Sinjar (2)
Iraqi Kurdish forces, aided by U.S.-led coalition’s fighter jets, entered the city of Sinjar in northern Iraq early Friday. Pictured: Kurdish forces take part in an operation backed by US-led strikes in the northern Iraqi town of Sinjar, Mosul province, on November 12, 2015. Getty Images/AFP/SAFIN HAMED

Iraqi Kurdish forces, aided by the U.S.-led coalition’s fighter jets, entered the city of Sinjar in northern Iraq early Friday and were “clearing the area of remaining ISIL [also known as the ISIS or the Islamic State group] terrorists,” the Kurdistan Regional Security Council said in a tweet. The gains come on the second day of a major offensive to retake Mount Sinjar and the surrounding regions from ISIS, which seized the territories in August last year.

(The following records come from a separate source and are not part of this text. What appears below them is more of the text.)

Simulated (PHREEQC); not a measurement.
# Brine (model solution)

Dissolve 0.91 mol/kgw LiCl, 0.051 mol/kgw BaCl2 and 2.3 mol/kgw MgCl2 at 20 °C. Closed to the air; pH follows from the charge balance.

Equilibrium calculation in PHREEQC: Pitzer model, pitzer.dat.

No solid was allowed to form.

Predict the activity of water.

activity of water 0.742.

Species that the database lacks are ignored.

“ISIL defeated and on the run,” the Kurdistan council said in a separate tweet.

Carsten Stormer, a German filmmaker embedded on the frontline with fighters belonging to the Kurdistan Workers’ Party (PKK), which is one of the groups participating in the offensive, told the New York Times that the fighters had faced absolutely no resistance while entering Sinjar.

“There was no resistance -- I mean zero. … We ran down the hill, like in a raid, and the whole time I saw just one dead Daesh fighter,” he said, using the Arabic acronym for ISIS.

On Thursday, fighters of the Sinjar Resistance Units, which include the PKK, the Syria-based People's Protection Units (YPG) and members of Iraq’s Yazidi minority -- cut the city off from the east and west, blocking ISIS’ supply routes connecting its strongholds of Mosul in Iraq and Raqqa in Syria.

Heavy smoke covers the northern Iraqi town of Sinjar, Mosul province, during an operation by Iraqi Kurdish forces backed by U.S.-led strikes Nov. 12, 2015, to retake the town from the Islamic State group and cut a key supply line to Syria. Getty Images/Safin Hamed/AFP

“For the last 15 months that I have been fighting Daesh, I have never seen them so weak; they were literally running away,” Kamran Hawrami, a Kurdish commander, told the Guardian.

Last year, after ISIS overran Sinjar, thousands of Yazidis -- who practice an ancient religion predating Islam and Christianity, and are considered “devil worshippers” by the Sunni militant group -- were killed, raped and enslaved. Since last August, it is believed that tens of thousands of Yazidis have been displaced after being forced to flee their homes in the Sinjar mountains.

An earlier attempt to retake Sinjar stalled in December, and militants have since been reinforcing their ranks. According to estimates by U.S. officials, before the start of the latest offensive, there were over 500 ISIS fighters in the region.